Hillary Clinton and Chelsea Clinton have a new book out, The Book of Gutsy Women. The publisher says they “share the stories of the gutsy women who have inspired them—women with the courage to stand up to the status quo, ask hard questions, and get the job done.” They certainly tell the stories of some inspiring women — Harriet Tubman, Helen Keller, Anne Frank, Maria Montessori, Marie Curie, and more. But I couldn’t help noticing some women who didn’t make it into the book’s 432 pages.
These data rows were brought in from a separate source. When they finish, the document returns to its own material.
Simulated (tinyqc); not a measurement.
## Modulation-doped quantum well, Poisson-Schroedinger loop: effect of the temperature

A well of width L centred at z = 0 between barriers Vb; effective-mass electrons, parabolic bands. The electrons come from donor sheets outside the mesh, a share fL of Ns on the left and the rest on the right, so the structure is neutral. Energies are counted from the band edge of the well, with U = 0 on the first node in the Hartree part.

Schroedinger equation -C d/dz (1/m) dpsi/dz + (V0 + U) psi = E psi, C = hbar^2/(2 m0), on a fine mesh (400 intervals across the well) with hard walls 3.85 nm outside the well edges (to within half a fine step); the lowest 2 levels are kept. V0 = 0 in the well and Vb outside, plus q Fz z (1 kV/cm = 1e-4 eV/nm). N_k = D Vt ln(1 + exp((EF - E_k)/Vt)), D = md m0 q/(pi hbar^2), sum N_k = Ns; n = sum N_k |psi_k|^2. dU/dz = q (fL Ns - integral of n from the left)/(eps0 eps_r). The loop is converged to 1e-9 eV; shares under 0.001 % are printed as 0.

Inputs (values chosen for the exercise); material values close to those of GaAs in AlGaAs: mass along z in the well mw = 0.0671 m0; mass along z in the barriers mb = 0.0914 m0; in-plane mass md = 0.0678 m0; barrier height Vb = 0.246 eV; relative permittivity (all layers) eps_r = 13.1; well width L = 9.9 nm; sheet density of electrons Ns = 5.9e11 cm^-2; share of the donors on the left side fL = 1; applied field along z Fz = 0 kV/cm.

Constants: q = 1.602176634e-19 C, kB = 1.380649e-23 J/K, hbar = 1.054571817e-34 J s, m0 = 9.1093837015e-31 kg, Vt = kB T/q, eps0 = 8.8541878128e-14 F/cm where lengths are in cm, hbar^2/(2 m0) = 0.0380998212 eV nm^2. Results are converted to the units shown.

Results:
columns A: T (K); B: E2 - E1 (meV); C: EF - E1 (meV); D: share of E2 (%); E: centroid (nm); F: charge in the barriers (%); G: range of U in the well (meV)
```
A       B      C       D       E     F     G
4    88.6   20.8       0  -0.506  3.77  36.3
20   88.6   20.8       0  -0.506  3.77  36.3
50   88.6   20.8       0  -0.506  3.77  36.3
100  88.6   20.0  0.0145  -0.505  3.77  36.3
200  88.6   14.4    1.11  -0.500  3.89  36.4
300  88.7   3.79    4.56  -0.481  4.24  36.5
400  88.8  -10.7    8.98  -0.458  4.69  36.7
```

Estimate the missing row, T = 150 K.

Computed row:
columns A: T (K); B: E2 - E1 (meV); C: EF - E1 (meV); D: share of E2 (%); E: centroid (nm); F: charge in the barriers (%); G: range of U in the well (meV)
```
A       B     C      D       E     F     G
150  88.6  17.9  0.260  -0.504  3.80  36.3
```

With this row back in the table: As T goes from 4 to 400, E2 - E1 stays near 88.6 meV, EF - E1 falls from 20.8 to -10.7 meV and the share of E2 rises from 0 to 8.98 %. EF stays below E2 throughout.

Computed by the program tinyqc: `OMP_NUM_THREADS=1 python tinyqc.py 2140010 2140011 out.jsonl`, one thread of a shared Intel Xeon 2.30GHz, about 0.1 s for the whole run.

- not Margaret Thatcher, who fought every day to make her way up in an almost totally male-dominated political system;
- not Ayn Rand, who fled the Bolshevik revolution to become a bestselling novelist of ideas in her third language;
- not Jeannette Rankin, the first woman elected to Congress, who became the only Member of Congress to vote against U.S. participation in both World War I and World War II;
- not Anne Hutchinson, who fought the Puritan theocracy of Massachusetts and was banished from the colony;
- not businesswomen such as Helena Rubinstein, Elizabeth Arden, and Estee Lauder, all of whom climbed out of poverty and built major cosmetics businesses;
- not Marva Collins, Virginia Walden Ford, and Eva Moskowitz, who fought to give poor families alternatives to failing public schools;
- not Lilli Vincenz and Barbara Gittings, who came out of the closet and fought for gay and lesbian rights when doing so could mean losing one’s job, family, or life;
- not Deirdre McCloskey, who as a successful 53-year-old economist in 1995 decided to recognize her female identity and transition.
I suppose these women were just a bit too gutsy for the authors. Thatcher too capitalist, Rand too individualist, Rankin too antiwar, and so on. These women epitomize the line from historian Laurel Thatcher Ulrich: Well-behaved women seldom make history. And they don’t quite fit the parameters of Hillary and Chelsea Clinton’s East Coast Establishment woke-but-not-too-woke liberalism.